Brink retired in 1974. By then Clem Griffith had come on board as a civil engineer and it was later renamed Shetlar Griffith Shetlar, PA. Griffith, 93, and Charles Shetlar, 83, both continue to live in Iola.
In 1995, Ken and Charles Shetlar sold the firm to Shafer, Kline & Warren. Griffith had since retired. Charles Shetlar used the transaction as a time to step down as well.
Highway and street projects, water and sewer systems, have been Ken Shetlar’s main responsibilities. He worked on the construction of Highway 169 from Iola to Humboldt in 1974. That project took two years.
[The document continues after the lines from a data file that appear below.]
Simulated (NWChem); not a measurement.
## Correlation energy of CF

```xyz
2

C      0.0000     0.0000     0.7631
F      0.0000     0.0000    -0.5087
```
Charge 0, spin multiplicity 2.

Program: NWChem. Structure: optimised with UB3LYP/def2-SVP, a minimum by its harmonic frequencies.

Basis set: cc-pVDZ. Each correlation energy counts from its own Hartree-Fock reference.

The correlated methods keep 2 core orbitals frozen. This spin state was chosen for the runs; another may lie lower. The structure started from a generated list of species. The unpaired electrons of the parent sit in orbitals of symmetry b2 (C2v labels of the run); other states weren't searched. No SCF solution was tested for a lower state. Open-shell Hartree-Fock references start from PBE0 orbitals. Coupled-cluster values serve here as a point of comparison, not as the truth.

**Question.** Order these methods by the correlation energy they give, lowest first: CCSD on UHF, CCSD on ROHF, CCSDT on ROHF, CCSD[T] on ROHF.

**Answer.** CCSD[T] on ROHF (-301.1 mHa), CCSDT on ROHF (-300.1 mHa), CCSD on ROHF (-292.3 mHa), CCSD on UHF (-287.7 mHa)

He also was instrumental in the construction of Critzer Dam west of Mound City.
Recent street work in Iola that he has overseen includes the widening of Cottonwood Street, Miller Road and Kentucky Avenue.
Besides designing roads, dams and water structures, Shetlar has a critical role in securing their funding.
“The most important part, is getting the money,” he said.
Shetlar works hand in hand with city administrators, county and city commissions and rural water districts in seeking the best matches between their projects and funding sources. Typical sources come through grants and revolving loans through state agencies such as the Kansas Department of Transportation, Kansas Department of Health and Environment and Community Development Block Grants.
Ann relishes the fact that Ken will now be home most evenings. The bulk of his presentations to city and county officials occurred at their evening meetings all across southeast Kansas.
THE RECESSION has had a big impact on the engineering profession, Shetlar said. A few years back Shafer, Kline & Warren had as many as 200 employees. Today it has closer to 160. The Iola office is down from 18 employees to nine.
Shetlar said some of the layoffs had to do with the company’s ventures into private development of shopping centers and housing developments.
“That market is gone now,” he said.
With the regional economy slowly gaining steam, he said public projects are on the rise.
The company has seven offices other than in Iola. Two are in the Kansas City area. The others are in Macon, Columbia and Chillicothe, Mo., Tulsa and Houston.
Danny Coltrane will assume some of Shetlar’s previous clients, Shetlar said, though he will remain based in Tulsa.
A reception recognizing Shetlar’s service to SKW will from 2 to 4 p.m. Feb. 9 at the Iola Senior Center, 204 N. Jefferson.